Friday 20 March 2015

Representation of Women in Horror

1. Who wrote about the “final girl” in 1992?

Carol Clover

2. In what book did they write about the “final girl”?

Men, Women and chainsaws: Gender in the Modern Horror Film

3. List three traits of the “final girl”/three ‘conventions’.

Virginal, androgynous and the ability to fight back against danger.

4. Who wrote about existing research on women’s roles in media texts in 1983?

Jeremy Tunstall

5. What were the 4 roles mentioned?

Sexual, domestic, consumer and marital.

6. In 1992 research showed that men dominated women on-screen, but by what ratio?

2:1

7. What was the only genre in which the ratio of males to females was more equal?

TV adverts

8. Name one of the three problems with the findings

Men were still shown to have an occupation, unlike the women which were shown.

9. Why does the reading suggest that Ripley (Alien) is ‘more progressive’ than Lara Croft (TR)?

Lara Croft still has the sexual female character role who wears revealing clothes and attracts male attention as well as being feisty and a dangerous female you can fight her own battles. There is still the voyeuristic view of the male gaze present with this character. However, Ripley does not have this feminine attraction that Croft has.

10. What are the 3 ‘C’s when discussing the portrayal of women in some lifestyle magazines?

Cooking, cleaning and caring.

11. Who wrote 'Visual Pleasure and Narrative Cinema'?

Laura Mulvey

12. (Briefly) describe what is meant by the ‘male gaze’

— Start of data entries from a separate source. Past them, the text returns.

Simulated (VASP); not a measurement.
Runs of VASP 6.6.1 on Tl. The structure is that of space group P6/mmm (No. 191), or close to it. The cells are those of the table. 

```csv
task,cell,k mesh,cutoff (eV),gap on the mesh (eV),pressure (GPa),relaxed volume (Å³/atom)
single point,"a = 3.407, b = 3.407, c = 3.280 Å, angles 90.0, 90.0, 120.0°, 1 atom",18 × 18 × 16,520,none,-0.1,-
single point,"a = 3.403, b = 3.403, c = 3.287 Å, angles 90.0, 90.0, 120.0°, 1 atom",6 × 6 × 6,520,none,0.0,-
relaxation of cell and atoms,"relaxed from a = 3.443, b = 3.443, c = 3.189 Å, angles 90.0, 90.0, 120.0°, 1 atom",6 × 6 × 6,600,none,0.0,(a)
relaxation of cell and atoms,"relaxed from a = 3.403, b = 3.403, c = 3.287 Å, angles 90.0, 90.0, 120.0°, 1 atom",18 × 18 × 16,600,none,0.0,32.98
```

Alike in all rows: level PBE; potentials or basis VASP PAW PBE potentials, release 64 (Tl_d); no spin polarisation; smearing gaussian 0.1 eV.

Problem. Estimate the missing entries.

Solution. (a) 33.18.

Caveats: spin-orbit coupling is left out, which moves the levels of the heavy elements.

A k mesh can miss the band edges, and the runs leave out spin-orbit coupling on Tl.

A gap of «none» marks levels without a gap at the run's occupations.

When the audience are put in the perspective of a man watching the film, making the female characters seem sexualized.

13. Give an example

In Alfred Hitchcock's 'Psycho', the audience are shown Janet Leigh's character through a peep hole in the wall. She is in her bathroom having a shower, so the audience are put into the position of Norman Bates who is watching her (making her seem as though she is the object, and we, as Norman, are the subjects).

14. Which magazine removed the male centerfold in the 1980s and why?

Cosmopolitan. Women laughed at it rather than finding it sexy.